The name of Sarbananda Sonowal, BJP's CM candidate for the Assam assembly election, lends itself well to catchy slogans. Thus it was that the 'Achhe Din' of the 2014 Lok Sabha election gave way to 'Sabka Anand...Sarbanand' as BJP led a highly charged campaign in the northeastern state.
Backing the 53-year-old tribal CM candidate is PM Narendra Modi who called him the 'heera' (diamond) of the Union ministry and the biggest challenger to octogenarian Tarun Gogoi.
In BJP's strategy of pitting 'tarun' (youth) against Tarun, Sonowal was tasked with leading the charge of the Right brigade.
The youngest of four brothers, Sonowal is known to be a loner. He does not have too many friends and is a bachelor. Many complain that he dumps his friends the moment they disagree with him; others say this stems from his hatred of controversies.

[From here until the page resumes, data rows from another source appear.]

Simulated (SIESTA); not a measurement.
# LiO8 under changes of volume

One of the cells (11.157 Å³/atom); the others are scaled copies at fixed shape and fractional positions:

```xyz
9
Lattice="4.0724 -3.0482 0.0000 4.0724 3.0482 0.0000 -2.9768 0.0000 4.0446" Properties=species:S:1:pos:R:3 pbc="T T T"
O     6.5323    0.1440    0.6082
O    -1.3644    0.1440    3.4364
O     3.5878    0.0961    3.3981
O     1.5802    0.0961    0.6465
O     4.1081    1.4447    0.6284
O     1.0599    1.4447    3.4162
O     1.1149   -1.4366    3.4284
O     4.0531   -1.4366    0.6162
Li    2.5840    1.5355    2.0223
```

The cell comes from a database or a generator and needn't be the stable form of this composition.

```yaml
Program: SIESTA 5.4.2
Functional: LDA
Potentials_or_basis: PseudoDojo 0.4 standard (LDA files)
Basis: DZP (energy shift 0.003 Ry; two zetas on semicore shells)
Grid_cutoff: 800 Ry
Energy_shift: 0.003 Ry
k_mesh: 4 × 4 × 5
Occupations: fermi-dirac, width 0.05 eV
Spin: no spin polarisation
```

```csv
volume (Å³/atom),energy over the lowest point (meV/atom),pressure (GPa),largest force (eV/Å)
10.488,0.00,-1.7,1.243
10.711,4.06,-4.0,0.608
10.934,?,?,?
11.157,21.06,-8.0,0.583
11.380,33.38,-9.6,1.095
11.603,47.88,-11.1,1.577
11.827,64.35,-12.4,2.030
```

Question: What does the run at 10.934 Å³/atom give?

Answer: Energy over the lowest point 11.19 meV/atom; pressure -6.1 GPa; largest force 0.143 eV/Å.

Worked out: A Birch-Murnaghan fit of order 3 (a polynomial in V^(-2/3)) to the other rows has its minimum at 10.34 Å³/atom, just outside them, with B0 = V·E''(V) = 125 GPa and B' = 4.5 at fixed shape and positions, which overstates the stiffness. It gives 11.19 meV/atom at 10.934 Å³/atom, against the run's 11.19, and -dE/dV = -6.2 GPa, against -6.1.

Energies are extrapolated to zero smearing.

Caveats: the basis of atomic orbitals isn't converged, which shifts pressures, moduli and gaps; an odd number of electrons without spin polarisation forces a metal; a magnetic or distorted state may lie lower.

Currently minister of state for sports and youth welfare, Sonowal has been a keen cricketer and footballer since his school days in Dibrugarh. He was the gymnasium secretary at his college, Kanhoi College in Dibrugarh. He holds a bachelor's degree in criminal justice from Dibrugarh University and a degree in law from Gauhati University.
No stranger to adulation, Sonowal was thrust into limelight in 2005, when he won a long legal battle in the Supreme Court. He was instrumental in the scrapping of the controversial Illegal Migrants (Determination by Tribunal) Act, 1983, after it was proved that the legislature was protecting illegal migrants from Bangladesh. Sonowal returned to a hero's welcome in Guwahati as people lined up along the road from the airport to the city to shower him with flower petals. In a spontaneous show of emotion, Sonowal was given the title of jatiya nayak (national hero). Since then, there has been no looking back for him.
Fifteen years after that historic day, Sonowal finds himself at the threshold of creating history again as he leads BJP in what may turn out to be the first saffron government in Assam. Not just BJP, Sonowal also has the difficult task of leading allies who are powerful in their own right. It is a measure of his quick journey from regionalism to nationalism that he led his former mentor in All Assam Students' Union (Aasu), Prafulla Kumar Mahanta, in an electoral alliance in the state.
A former Aasu president, Sonowal is only the second student leader-turned-politician to take a shot at winning the highest elected post in Assam after Mahanta himself. In 1985, Mahanta and his Aasu colleagues caught the world's attention by walking straight from varsity campuses to the corridors of power in Dispur.
Since his Aasu days, Sonowal has tasted power both as an MLA and an MP. Known to be a devout man, godmen and superstitious beliefs occupy pride of place in Sonowal's home and career. His houses in Dibrugarh and New Delhi are filled with feng-shui objects and he wears a gemstone on every finger of his hands. His colleagues say Sonowal never misses a chance to visit a temple. His religiosity was evident after the assembly polls, too. While other political leaders went on vacations, Sonowal went temple hopping.
A sharp dresser, the BJP leader even allows the stars to dictate his sartorial choices. Guided by the planets, he wears different coloured shirts on different days but sticks to black trousers and well-polished black shoes; this perhaps in tribute to a style introduced by him and Aasu general secretary Samujjal Bhattacharya during their student union days from 1992 to 1999.
Not just shirts, critics accuse Sonowal of changing parties and constituencies just as often. He made his political debut in 2001 when he joined AGP and went on to become an MLA from Moran constituency in Dibrugarh district. Three years later, he shifted to the Dibrugarh Lok Sabha constituency and became an MP by defeating Congress stalwart Paban Sing Ghatowar. He then walked out of AGP in 2011 to join BJP. In the 2014 LS polls, Sonowal chose to contest from Lakhimpur, which he won by defeating Ranee Narah of Congress. This time, he contested from river island Majuli and earned the sobriquet 'migratory bird' from Gogoi.
In spite of having represented many constituencies, a striking feature of his political career has been the fact that Sonowal has consistently failed to leave his mark on any of them. With the exception of the scrapping of the IM(DT) Act, Sonowal has nothing significant to show on his CV for all these years of being a public representative.
This might change with his election as CM, or so hope the residents of Majuli. Once Asia's biggest river island, Majuli, which is shrinking due to cyclic erosion by the Brahmaputra, has two dreams - to see Sonowal as CM and to travel down the Centre's promised bridge connecting it with the mainland.